Comments Page - Your Disk Just Lied to You – and Your Checksums Said Everything Was Fine

« Back Your Disk Just Lied to You – and Your Checksums Said Everything Was Finemedium.comSubmitted by tanelpoder 20 hours ago

rootsudo 19 hours ago
The text feels AI generated and is unreadable to me.
_wire_ 19 hours ago
Article encourages a fix to a problem with "lost disk writes" with no investigation nor explanation as to why writes are lost.
- defrost 19 hours ago
  Generally these are writes that are lost after the kernel confirms data accepted by application write(). The causes can be hardware glitching, the difficulty lies with alerting the application that has already moved on assuming all is good.
  This in the realm of Dan Luu's fsyncgate: https://danluu.com/fsyncgate/ (discussed here: https://news.ycombinator.com/item?id=19126824 ) and "Crash Consistency" https://danluu.com/file-consistency/
  The article is about "circling back" and re-checking data blocks against checksums seperately stored rather than relying on hardware checksums and data blocks that match but are "old" (not updated when expected).
  The "why" of how such things happen is long and turgid exposition into sometimes shit happens .. and that's a book or three by itself.
- tanelpoder 17 hours ago
  The issue in the enterprise (SAN) storage space is that there are so many layers where things can go wrong. Lost writes due to the OS kernel (like the fsyncgate), in-kernel storage interaction drivers, the storage array software itself, then disk firmware etc. Theoretically you could read back the just-written block and check if it’s what you wrote, but maybe it’s returned from some cache, before the bug happened.

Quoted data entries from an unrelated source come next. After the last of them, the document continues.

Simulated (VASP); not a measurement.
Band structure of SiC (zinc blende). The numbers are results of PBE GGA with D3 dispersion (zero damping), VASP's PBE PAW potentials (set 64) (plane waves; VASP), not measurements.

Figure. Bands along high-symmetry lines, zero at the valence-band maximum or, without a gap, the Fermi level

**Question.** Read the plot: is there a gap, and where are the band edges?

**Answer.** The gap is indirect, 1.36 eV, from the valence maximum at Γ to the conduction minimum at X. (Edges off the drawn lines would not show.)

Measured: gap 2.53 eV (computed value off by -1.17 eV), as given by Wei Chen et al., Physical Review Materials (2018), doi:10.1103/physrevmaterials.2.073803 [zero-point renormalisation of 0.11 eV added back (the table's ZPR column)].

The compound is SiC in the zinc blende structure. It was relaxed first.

  Another scenario (OS, driver bugs) is that a correct block is written to a wrong location. Yes the write is persisted, but overwriting a wrong location. So now you have two incorrect blocks.
- wmf 18 hours ago
  I think only disk manufacturers can answer that but they're not willing to. Lost or "high-flying" writes have been documented for 20 years or so; we don't need to know why they occur to admit that they are real.